In This Posting, I gave much thought, to how the ‘Digital Audio Workstation’ named QTractor might hypothetically do a sample-rate conversion.

I thought of several combinations, of “Half-Band Filters” that are based on the Sinc Function, and ‘Polynomial Smoothing’. The latter possibility would have often caused a computational penalty. But there was one, simpler combination of methods, which I did not think of.

QTractor uses a GPL Linux library named ‘libsamplerate‘. Its premise starts out with the idea, that a number of Half-Band Filters can be applied in correct sequences with 2x oversampling or 2x down-sampling, to achieve a variety of effects.

But then, ‘libsamplerate‘ does something ingenious in its simplicity: A Linear Interpolation! Linear interpolation will not offer as clean a spectrum as polynomial smoothing will in one step. But then, this library makes up for that, by just offering a finer resolution of oversampling, if the client application chooses it.

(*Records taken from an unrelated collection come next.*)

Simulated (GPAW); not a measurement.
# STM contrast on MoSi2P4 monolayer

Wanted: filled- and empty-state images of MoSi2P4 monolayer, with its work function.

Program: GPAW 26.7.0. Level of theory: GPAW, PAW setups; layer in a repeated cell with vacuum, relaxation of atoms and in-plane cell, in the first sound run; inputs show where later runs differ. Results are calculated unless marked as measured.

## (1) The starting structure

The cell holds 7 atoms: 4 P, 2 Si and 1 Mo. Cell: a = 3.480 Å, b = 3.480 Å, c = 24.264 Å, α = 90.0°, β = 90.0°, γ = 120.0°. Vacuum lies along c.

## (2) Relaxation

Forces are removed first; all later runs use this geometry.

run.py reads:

This library offers three quality levels:

  1. SRC_SINC_FASTEST
  2. SRC_SINC_MEDIUM_QUALITY
  3. SRC_SINC_BEST_QUALITY

 

Now, in This Posting, I identified an additional issue which arises, when we are doing an “Arbitrary Re-Sampling” and down-sampling. This issue was, that the source stream contains frequency components that are higher than the output stream Nyquist Frequency, and which need to be eliminated, even though the output stream is not in sync with the source stream.

To the best of my understanding, this problem can be solved, by making a temporary output stream 2x as fast as the final output stream, and then down-sampling by a factor of 2 again…

Sincerely,

Dirk

(Edit 07/21/2016 : ) The ‘GPL’ requires that this library be kept as free software, because it is in the nature of the GPL license, that any work derived from the code must also stay GPL, which stands of the “General Public License”.

But, because the possibility exists of some commercial exploitation being sought after, the Open-Source Software movement allows for a type of license, which is called the ‘LGPL’, which stands for the “Lesser General Public License”. The LGPL will allow for some software to be derived from the original code, which can be migrated into the private domain, so that the author of the derived code may close their source-code and sell their product for profit.

There exists a library similar to this one, that is named ‘libresample‘, with the express purpose that that one be LGPL code.

Yet, the authors of ‘libsamplerate‘ believe that this GPL version of the library is the superior one, which they would therefore have kept in the public domain.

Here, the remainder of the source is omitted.